Thursday, August 30, 2007

AY YAH!! May May's is closing!

Oh goodness! I heard today from a friend that May May is closing their business. It's currently run by John who I understand to be a second generation business owner. I often see him there personally making the dimsum and items that he sells.

It breaks my heart to know that this place that I have so often bought my dimsum and zhogzis from will not survive a third generation. He is going on to retire after many years of hard work. Like many Chinese business owners, his children have gone on to becoming professionals who do not wish to continue the business.

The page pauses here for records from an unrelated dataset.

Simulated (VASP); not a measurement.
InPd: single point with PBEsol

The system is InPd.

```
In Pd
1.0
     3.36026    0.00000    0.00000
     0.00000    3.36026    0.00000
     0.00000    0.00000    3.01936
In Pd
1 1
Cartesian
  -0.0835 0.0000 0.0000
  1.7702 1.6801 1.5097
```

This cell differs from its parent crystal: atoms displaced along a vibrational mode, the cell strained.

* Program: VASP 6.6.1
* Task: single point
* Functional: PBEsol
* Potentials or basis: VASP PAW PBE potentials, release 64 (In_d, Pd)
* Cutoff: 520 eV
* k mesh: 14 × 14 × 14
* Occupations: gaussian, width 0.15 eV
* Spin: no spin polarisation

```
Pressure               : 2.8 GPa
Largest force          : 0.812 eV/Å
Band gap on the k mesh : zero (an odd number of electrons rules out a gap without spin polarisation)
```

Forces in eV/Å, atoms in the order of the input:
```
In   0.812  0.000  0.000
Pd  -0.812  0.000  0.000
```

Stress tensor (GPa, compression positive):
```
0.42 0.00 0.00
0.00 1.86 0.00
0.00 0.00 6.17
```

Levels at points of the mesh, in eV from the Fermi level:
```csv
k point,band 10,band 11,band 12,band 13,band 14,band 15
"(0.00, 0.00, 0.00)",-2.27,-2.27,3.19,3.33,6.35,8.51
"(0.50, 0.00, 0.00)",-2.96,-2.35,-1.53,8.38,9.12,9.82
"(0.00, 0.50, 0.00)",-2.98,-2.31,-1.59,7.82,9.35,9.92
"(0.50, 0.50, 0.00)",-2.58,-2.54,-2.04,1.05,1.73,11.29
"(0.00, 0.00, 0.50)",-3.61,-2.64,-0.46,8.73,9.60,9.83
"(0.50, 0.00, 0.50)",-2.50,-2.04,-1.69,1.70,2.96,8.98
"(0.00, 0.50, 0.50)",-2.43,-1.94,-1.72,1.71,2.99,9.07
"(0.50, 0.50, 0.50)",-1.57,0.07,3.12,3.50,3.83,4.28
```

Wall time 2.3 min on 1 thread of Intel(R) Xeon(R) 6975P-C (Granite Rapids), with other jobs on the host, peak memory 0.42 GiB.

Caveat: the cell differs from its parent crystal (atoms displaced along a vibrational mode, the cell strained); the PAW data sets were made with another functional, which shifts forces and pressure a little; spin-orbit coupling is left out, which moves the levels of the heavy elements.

The landscape of Chinatown has been changing so quickly. Every time a longstanding business like May May leaves, it leaves a void in our community. Small businesses are a big part of what make up Chinatown and our history.

I will definitely be heading to May May's tomorrow to get my fill.

Sunday, August 26, 2007


Although Lonnie's was around a lil bit before my time, I've heard stories about the famed Chinatown hamburger joint. My dad used to go there to grab burgers with friends. Some of my friends' parents used to go there on dates.

"Back in the day" as my father would put it, it was the place to go when you wanted some ABC food in Chinatown.

Recently, they uncovered the sign from the Chinatown landmark and have decided to hang it up at the new noodle shop that will open on 21 Mott Street.

Right now you can contribute to the log about Lonnie's at

Tuesday, August 21, 2007


People make countless comments about "how easy it must be to have my job". The one that I get quite often is "You're the boss, so does that mean you just sit around and boss people around all day?"

9 out of 10 times I just play dumb and nod to these ridiculous comments. It would take way too much energy to refute them. There are however those times where I subtly mention a lil' something...

It was just the other day that someone said that owning and running a business is so much easier than pursuing a career in academia. I wouldn't necessarily say that one is harder than the other, but I thought that was a very ignorant comment coming from someone who was so educated.

I am a third generation Chinese American and my family was able to give me a lot of opportunities. I had the luxury of attending a private college and finished graduate school. I will tell you that in all my years in school, I learned only a small fraction of what I learned through my business.

I am so glad that I work here in Chinatown. It keeps my humble, hard working and creative. I am surrounded by so many immigrants who have come here with nothing and have had none of the opportunities that I have had and have become very successful.

Many of the successful businesses owners here speak in broken English. I betcha that many of the will tell you that they don't have a fancy college degree or abbreviation attached to their name to tout themselves as something special.

Their merit is based on operating in a foreign country and creating profit. Many of these people make more money than college graduates. Some of them make much more money than doctorates. Many of them have started with nothing but the shirt off their back and a dream.

Statistics will tell you that nationally 80 percent of small businesses do not last five years. The remaining 20 percent just last, but do not necessarily generate a profit. In NYC, I am sure that the stats are even more steep. People think that gambling only happens in the casinos, but I'll tell you that starting a business is the biggest gamble there is.

These immigrants and store owners sacrifice all of their savings and pool it with others in hope of having a successful business, though the odds are stacked up against them. It's not just their savings that they are gambling with; they also work themselves to the bone rely on family labor.

When I see all the ingenuity, sacrifice and hard work that everyone does around me; I refuse to complain and think that I am smarter or work harder than anyone else.